How to convert Glyph Indices returned by ScriptShape back to Unicode character codes ?

Discussion:

(too old to reply)

Dhiren

2006-10-12 05:57:16 UTC

Hi,
I am using the Uniscribe Win32 APIs ScriptItemize and ScriptShape
for Complex Script Handling in case of languages such as Arabic and
Hindi. In such languages, the shape of a character i.e. it's Unicode
character code changes depending on where it's position is in the
string. Therefore, in case of the Windows Edit control (which uses
ExtTextOut to render the text), the Window Text obtained using the
Win32 API GetWindowText and the text being rendered are different from
each other in case of these complex languages.
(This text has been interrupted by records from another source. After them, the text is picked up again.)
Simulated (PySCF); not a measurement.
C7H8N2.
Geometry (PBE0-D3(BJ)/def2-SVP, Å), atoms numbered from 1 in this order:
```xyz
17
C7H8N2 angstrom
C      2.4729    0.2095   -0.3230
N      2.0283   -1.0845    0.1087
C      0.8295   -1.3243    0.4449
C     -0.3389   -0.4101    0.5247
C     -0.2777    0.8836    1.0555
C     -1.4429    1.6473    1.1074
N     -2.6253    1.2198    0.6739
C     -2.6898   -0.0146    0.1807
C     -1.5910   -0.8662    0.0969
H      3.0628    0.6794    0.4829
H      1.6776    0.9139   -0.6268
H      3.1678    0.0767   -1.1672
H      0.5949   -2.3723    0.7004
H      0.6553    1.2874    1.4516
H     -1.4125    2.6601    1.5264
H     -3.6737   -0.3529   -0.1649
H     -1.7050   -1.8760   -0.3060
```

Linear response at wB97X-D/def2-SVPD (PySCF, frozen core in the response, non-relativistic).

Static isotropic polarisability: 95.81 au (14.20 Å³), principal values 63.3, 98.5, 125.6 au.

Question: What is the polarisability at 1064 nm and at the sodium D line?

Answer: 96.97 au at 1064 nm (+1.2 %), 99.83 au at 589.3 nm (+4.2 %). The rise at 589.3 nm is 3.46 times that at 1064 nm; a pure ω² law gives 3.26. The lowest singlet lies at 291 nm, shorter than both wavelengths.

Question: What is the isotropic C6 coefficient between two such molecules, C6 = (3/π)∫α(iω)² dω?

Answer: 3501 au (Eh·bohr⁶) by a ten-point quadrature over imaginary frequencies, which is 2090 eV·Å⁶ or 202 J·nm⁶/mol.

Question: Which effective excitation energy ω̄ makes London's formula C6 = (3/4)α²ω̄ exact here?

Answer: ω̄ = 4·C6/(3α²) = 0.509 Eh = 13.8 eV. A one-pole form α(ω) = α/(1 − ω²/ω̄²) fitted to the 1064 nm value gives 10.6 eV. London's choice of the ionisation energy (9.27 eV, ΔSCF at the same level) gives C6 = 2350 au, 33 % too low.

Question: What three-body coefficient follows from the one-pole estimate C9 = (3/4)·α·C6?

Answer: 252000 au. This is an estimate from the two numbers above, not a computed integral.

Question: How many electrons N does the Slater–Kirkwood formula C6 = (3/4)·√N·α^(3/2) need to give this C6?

Now, ScriptShape returns an array of glyph indices which can be
passed to the Win32 API ExtTextOut (by specifying the ETO_GLYPH_INDEX
flag in the fuOptions parameter) to render the text.
However, I do not need to render text, but I need the new Unicode
character codes that ExtTextOut generates from the glyph indices.

I know that the Win32 API GetGlyphIndices uses the font's CMAP table
to map character codes to glyph indices, however I need some method for
generating a reverse mapping from glyph indices back to character codes
(just as ExtTextOut does internally).

Please help !!

Regards,
Dhiren.

Mihai N.

2006-10-12 06:59:54 UTC

Permalink

Post by Dhiren
Now, ScriptShape returns an array of glyph indices which can be
passed to the Win32 API ExtTextOut (by specifying the ETO_GLYPH_INDEX
flag in the fuOptions parameter) to render the text.
However, I do not need to render text, but I need the new Unicode
character codes that ExtTextOut generates from the glyph indices.
I know that the Win32 API GetGlyphIndices uses the font's CMAP table
to map character codes to glyph indices, however I need some method for
generating a reverse mapping from glyph indices back to character codes
(just as ExtTextOut does internally).

There is no way to do that.
You might try doing a cmap parsing of your own, but is not enough.
You also have to take care of ligatures, reordering, glyph variants, and what
not. You will have to basically reverse the rendering alghorithm.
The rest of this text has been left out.